High Court Of Kerala
Sea Pearl Enterprises vs. DCIT
Sections 154, Art. 226
Asst. Year 1996-97, 1997-98, 1998-99
M. Ramachandran, J.
OP No. 29648 of 2000
1st November, 2000
Premjit Nagendran, for the Petitioner : George C. George, for the Respondent.
M. RAMACHANDRAN, J. :
In respect of the asst. yrs. 1996-97, 1997-98 and 1998-99, the assessment of the petitioner, a sea food exporter, stood completed overlooking the objections of the petitioner. Reliance had been placed on the principles laid down by the Tribunal in Baby Marine Eastern Exportsâ case. The petitioner submits that for the asst. yr. 1998-99, the addition of interest on fixed deposits had not been allowed, in spite of the legal position explained to the Tribunal. He submits that the premium received in the course of the export was sale consideration, and it could at the most be treated as part of the sale proceeds, and therefore, it deserved deduction. The income from the business, though from different sources, had to be aggregated, according to the petitioner, for quantifying the relief under s. 80HHC of the Act since it had the characteristics of turnover of business and could not have been excluded.
As the petitioner felt that these were overlooked, he had filed rectification applications envisaged under s. 154 of the IT Act. The complaint of the petitioner is that without affording him an opportunity the petitions had been rejected. Exts. P7 to P9 are the orders and the petitioner challenges these orders complaining that the principles of natural justice stand violated. He ought to have been heard in the matter, and it was improper for the AO not to advert to most relevant decisions of the Tribunal which had been placed before him.
The question is whether there is justification for this Court to interfere at this stage. The assessment orders are normally subjected to appeals at the instance of the assessee. It is submitted that appeals have already been filed. But nonetheless the petitioner is aggrieved that his contentions are rejected without justification, and when the errors/omissions had been pointed out, the AO should have heard him, as it would have been possible for him to correct the mistakes.
I had heard the standing counsel for the Department. He opposes the application, and submitted that the original petition is not only misconceived, but also is not maintainable. He had referred to s. 154 of the Act. It is possible for the authority to amend an order passed by it, only for exceptional reasons, it is submitted.

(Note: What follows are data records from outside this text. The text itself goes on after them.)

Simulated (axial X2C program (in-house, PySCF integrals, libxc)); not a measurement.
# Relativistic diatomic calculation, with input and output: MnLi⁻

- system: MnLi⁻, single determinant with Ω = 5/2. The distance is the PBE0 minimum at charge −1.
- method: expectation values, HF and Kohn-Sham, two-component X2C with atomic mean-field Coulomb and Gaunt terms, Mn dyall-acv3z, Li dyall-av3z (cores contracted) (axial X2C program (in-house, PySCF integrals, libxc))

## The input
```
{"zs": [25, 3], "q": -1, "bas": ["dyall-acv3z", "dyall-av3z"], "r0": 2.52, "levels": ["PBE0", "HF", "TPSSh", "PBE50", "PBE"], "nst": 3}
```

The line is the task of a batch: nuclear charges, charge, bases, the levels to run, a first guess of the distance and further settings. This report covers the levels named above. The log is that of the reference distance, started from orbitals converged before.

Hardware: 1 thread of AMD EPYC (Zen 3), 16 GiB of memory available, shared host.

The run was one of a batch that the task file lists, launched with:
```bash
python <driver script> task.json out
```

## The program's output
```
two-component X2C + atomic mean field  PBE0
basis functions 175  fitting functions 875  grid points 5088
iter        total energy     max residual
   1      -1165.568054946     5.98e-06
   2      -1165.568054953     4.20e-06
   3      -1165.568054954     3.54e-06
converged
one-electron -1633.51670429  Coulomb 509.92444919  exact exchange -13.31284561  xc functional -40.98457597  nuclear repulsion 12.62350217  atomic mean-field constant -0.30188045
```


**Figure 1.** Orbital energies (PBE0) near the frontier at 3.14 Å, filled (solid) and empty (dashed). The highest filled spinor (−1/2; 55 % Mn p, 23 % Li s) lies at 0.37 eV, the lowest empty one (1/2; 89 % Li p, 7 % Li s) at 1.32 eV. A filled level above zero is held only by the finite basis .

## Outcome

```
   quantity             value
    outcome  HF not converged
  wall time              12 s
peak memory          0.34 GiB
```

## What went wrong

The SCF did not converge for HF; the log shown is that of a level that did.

Being judicial proceedings, an assessing authority has power for rectification of mistakes, both of fact as well as law. But for the only reason that the issue is debatable, proceedings under s. 154 could not be taken. It is shown that errors in assessment due to non-inclusion of income from an entire source, or non-inclusion of certain items are not errors rectifiable under s. 154 of the Act See T. Manickavasagam Chettiar vs. ITO (1958) 33 ITR 482 (Mad). The mistake pointed out is not an apparent mistake, but only a point of view of the AO. The counsel also pointed out the decision laid down in 1982 ITR 50 (sic). A debatable point is outside the purview of s. 154. There was also a suggestion that it was delaying tactics. But this was stoutly opposed by the counsel for the petitioner.
A right of hearing in all matters could not be read into s. 154. Only when there is enhancement or reduction, or increase in liability, proposed by the order, a hearing is contemplated. Of course, the points urged by the petitioner may be logical, or acceptable at a later stage. But it could not be held that he ought to have been heard before passing of the impugned orders. The petitioner has all his rights reserved for agitating the matter before the appellate forum, and in that sense he cannot be considered as aggrieved by this order. In the circumstances, the original petition is dismissed in limine.